Greetings, Shredderz! Today we’ve got another classic for you, courtesy of Jason Burnett, the man behind Edinburgh-based Jay Surfboards. Check out Jay Surfboards on Instagram here.
The Yater Spoon is one of a handful of classic 60s noseriders that is still going strong today. The board you see here is a somewhat newer Yater Spoon, shaped in 1997. Until recently, the board had been owned by one person, who ordered it directly from Renny. I’m told it had never been surfed. The board is in amazing condition.

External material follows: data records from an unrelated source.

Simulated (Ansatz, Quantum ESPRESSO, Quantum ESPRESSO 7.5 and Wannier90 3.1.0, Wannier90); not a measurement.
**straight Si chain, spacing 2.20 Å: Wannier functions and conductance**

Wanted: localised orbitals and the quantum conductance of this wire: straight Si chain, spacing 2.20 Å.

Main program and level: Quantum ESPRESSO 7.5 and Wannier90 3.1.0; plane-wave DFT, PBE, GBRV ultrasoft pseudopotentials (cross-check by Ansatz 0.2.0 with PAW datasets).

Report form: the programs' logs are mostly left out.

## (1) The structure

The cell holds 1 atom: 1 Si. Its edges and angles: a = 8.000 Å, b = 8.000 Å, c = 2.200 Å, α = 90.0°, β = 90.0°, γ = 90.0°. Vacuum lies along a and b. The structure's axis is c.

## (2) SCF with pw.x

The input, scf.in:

The signature on the board gives away some interesting details. First, you can clearly see the “Classic” laminates flanking either side of the balsa stringer. I believe this refers to a limited run of Spoon reissues. I can’t find any definitive information about the Classic Yater Spoon models, but I was able to dig up some useful information online.
I believe the Classic Yater Spoon models had a number of attributes in common. I mentioned the “Classic” laminates, which are the most noticeable. In addition, you can see that there’s a wedge balsa stringer, sandwiched between two others. There’s also a gorgeous wooden tail block — which I think is cedar and balsa — and then a glass on fin.
The board’s signature reveals a decent amount of info as well. Starting at the top, you can see the board is numbered, in this case #85. A recent Classic Yater Spoon was sold at the California Gold Surf Auction, which you can find here. I’ve read multiple sources — old Craigslist posts and the aforementioned auction listing — that suggest each run of Yater Spoon Classic models consisted of 150 boards. I believe Renny produced 150 Classic Yater Spoon models each year over a span of time during the 90s and 2000s, which would explain a) the fact each board is dated down to the month and year; b) what would otherwise be non-sequential numbering (it wouldn’t make sense for the 2003 auction board to be #6, and the 1997 board to be #85, if only 150 in total had ever been made).
The style of Renny’s signature on the stringer combines a few different elements from other boards I’ve seen. There’s the small handwritten “Y” right beneath the laminate, which in older boards indicates a Renny hand shape; and then the full “Reynolds Yater” written in parallel on the board.
Thanks again to Jay for sharing photos of this beautiful Classic Yater Spoon. I still can’t believe he scored one in the UK, of all places, and in this great shape. To me this board is a wonderful combination of form and function — yes, it’s stunning, but even better, it is a killer example of a design, invented by one of the masters of surfboard shaping, that has endured for decades. Check out Jay Surfboards on Instagram here, and I also wrote up some Hot Buttered Surfboards he sent me here.
I lived on the East Coast on Long Island, NY. In 1965 or ’66 I bought my second surfboard from Renny Yater and had him ship it to me. I still remember the cost, $145 for the board ($1305 in 2022 $$$). It was a 9’9″ parallel rail board not a Spoon. No pigment, T-band stringer. I became somewhat familiar with Yater through Surfer Msgazine and by Bob Cooper who was traveling around the East Coast when I met him in Long Beach, NY. I was a lifeguard and a hardcore stoked surfer. Cooper talked up Yater boards when I asked him about them. As old as I am (76), I still remember most of the specs I ordered. BTW,
all communication was by hand written letters. Man, times have really changed. Anyway some of the specs… No pigment, 22 1/2″ wide, 4″ tail block, T-band stringer. I think the nose was 17 1/2″ (?). Anyway, years later out comes Apocalypse Now and Yater becomes crazy famous with hodads & gremmies around the world.